HOW would you like to find a gold nugget as big as a football and weighing as much as yourself ? Several such lumps have been found near Ballarat where we now are, and who can tell what we may see if we wander about through the hills ?
The earth of about one half of Victoria contains more or less gold, and from this mining region alone has come gold to the amount of three hundred million dollars.
Ballarat was the birthplace of the mining industry of Australia. Gold in paying quantities was first found in New South Wales shortly after its discovery in California, but the product was small, and it was not until some of these big lumps were unearthed near Ballarat that people from all parts of the world flocked here to dig. They came by sea to Melbourne and thence inland to Ballarat. There were so many that Melbourne soon grew to be a rich city, its wealth of today starting from the discovery of gold.
The first gold found was in loose veins and dust in the bottom of the streams and along their banks. Then a nugget was unearthed that weighed ninety-eight pounds, and then another still larger. Later on came the famous Welcome nugget, which weighed over one hundred and eighty-four pounds and which sold in Melbourne for fifty thousand dollars; and later still the Welcome Stranger, the biggest of all.
Do you wonder that the miners became almost crazy over these discoveries ? They dug up the earth and washed it again and again to get out the gold, so that every bit of dirt over which we are walking this morning has been handled over and over. As the loose gold gave out, the miners dug deeper and deeper. They found veins of the precious metal away down under the earth, and great works were put up to hoist the gold-bearing rock to the surface and crush it. Some of the mines are now almost half a mile deep and are still yielding gold.
Soon after the big nuggets were found, rich mining camps sprang up not only in Victoria but in New South Wales. Then gold was discovered in Queensland and later in Western Australia, South Australia, Tasmania, and New Zealand, until today there is not a state of Australasia which does not produce some gold.

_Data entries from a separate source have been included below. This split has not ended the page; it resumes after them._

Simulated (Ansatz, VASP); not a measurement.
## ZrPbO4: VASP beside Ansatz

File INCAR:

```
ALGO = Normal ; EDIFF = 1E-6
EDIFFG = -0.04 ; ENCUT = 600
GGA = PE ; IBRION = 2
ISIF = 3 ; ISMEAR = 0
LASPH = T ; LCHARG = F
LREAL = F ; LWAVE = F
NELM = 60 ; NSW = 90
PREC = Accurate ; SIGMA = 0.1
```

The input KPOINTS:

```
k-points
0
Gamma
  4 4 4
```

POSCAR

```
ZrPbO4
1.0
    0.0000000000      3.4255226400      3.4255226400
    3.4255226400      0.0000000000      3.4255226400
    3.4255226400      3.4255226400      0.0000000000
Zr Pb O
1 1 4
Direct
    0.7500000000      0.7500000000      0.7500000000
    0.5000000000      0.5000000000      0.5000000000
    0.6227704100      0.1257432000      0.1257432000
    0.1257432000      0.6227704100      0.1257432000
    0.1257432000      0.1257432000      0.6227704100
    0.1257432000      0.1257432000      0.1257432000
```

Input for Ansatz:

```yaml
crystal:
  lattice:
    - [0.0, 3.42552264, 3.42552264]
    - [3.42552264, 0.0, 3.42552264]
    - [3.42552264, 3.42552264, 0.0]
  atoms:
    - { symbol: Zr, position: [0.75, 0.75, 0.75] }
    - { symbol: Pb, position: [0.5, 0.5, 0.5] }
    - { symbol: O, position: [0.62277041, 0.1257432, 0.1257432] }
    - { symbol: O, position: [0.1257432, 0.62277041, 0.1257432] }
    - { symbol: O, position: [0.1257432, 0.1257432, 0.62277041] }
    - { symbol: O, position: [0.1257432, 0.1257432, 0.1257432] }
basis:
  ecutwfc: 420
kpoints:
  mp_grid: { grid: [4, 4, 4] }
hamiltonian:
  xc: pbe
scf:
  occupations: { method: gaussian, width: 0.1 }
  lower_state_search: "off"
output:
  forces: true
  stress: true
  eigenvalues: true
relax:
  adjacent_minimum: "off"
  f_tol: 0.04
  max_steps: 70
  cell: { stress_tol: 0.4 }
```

Mount Morgan, a mountain of iron mixed with gold, near the coast of Queensland, is said to be the richest gold mine of the world, and about the town of Gympie, some distance off, there is so much gold in the earth that the boys sometimes find the yellow grains in the gutters after a rain. There are more than two thousand gold mines in Queensland alone, and also rich deposits of tin, iron, cop-per, and lead. The tin is found mixed with the sand of the streams, the grains looking very like the iron filings of a machine shop or smithy.
In Western Australia the best gold fields are in the desert. Camels are used by the prospectors, and supplies of food and water are carried from one place to another by caravans. There are parts of Western Australia where we might travel for hundreds of miles over nothing but rock and sand, but the rock and sand would be more or less mixed with gold.
Australia is a wonderful continent. It is rich in minerals and other resources, but parts of it are so little known that we can not tell just how rich it is. It already vies with North America and Africa as the greatest of the world’s gold producers, and it has vast beds of coal north, south, and west of Sydney which supply most of the ships of the southern Pacific Ocean.
Let us go on with our trip about Ballarat. We enter mine after mine, now descending the shafts and climbing through tunnels over rocks away down underground, now watching the heavy stamps crush the ore to a powder to get the gold out, and then visiting the furnaces from which flow the rich yellow streams into the molds, forming the gold bricks of commerce.
How would you like to attend school in a mine ? This is what is done in the mining college at Ballarat. The college has a mine beneath it, worked by the pupils under the eyes of their teachers. The boys themselves blast down the rock. They manage the machinery which hoists it to the surface. They crush it and gather the gold and smelt it into bricks.
There is gold on the train which takes us to Melbourne. It is on its way to the mint, where it will be coined into money and flow through the streams of commerce all over the world. The men in charge of it take us with them, and the mint officials show us all the processes of melting and coining, after which we go to the hotel. We have seen so much gold that it dances before our eyes in our sleep, and we dream of yellow nuggets as big as our heads, which we make into beautiful coins to give us all we want for the rest of our lives.
The next day is spent in driving about Mel-bourne. It is a fine city almost as big as
Boston, with magnificent buildings of gray stone, wide streets paved with wood blocks, and so many parks and gardens that it seems more than half pleasure grounds. We drive out to the Flemington Race Course and take a spin around the track, which the Australians think the finest of its kind upon earth.
After that we look at the public library and the art gallery and visit the colleges and schools. Melbourne has excellent schools, and the same is true of every town in Australia. There are fine libraries almost everywhere, and even small towns have schools of arts, where good books are kept for reference.
We spend some time in the zoological garden and the botanical garden and take a ride on the river Yarra, which runs through Melbourne on its way to the sea. Melbourne is very near the mouth of the Yarra, so near that large steamers come to anchor in the city and the biggest of ocean vessels have a safe harbor only a few miles below it. It is therefore a great commercial point, and its people do business with all parts of the world. It vies with Sydney as the greatest city of Australia, the two towns being so jealous of each other that here in Mel-bourne we have to be careful not to say much in praise of Sydney.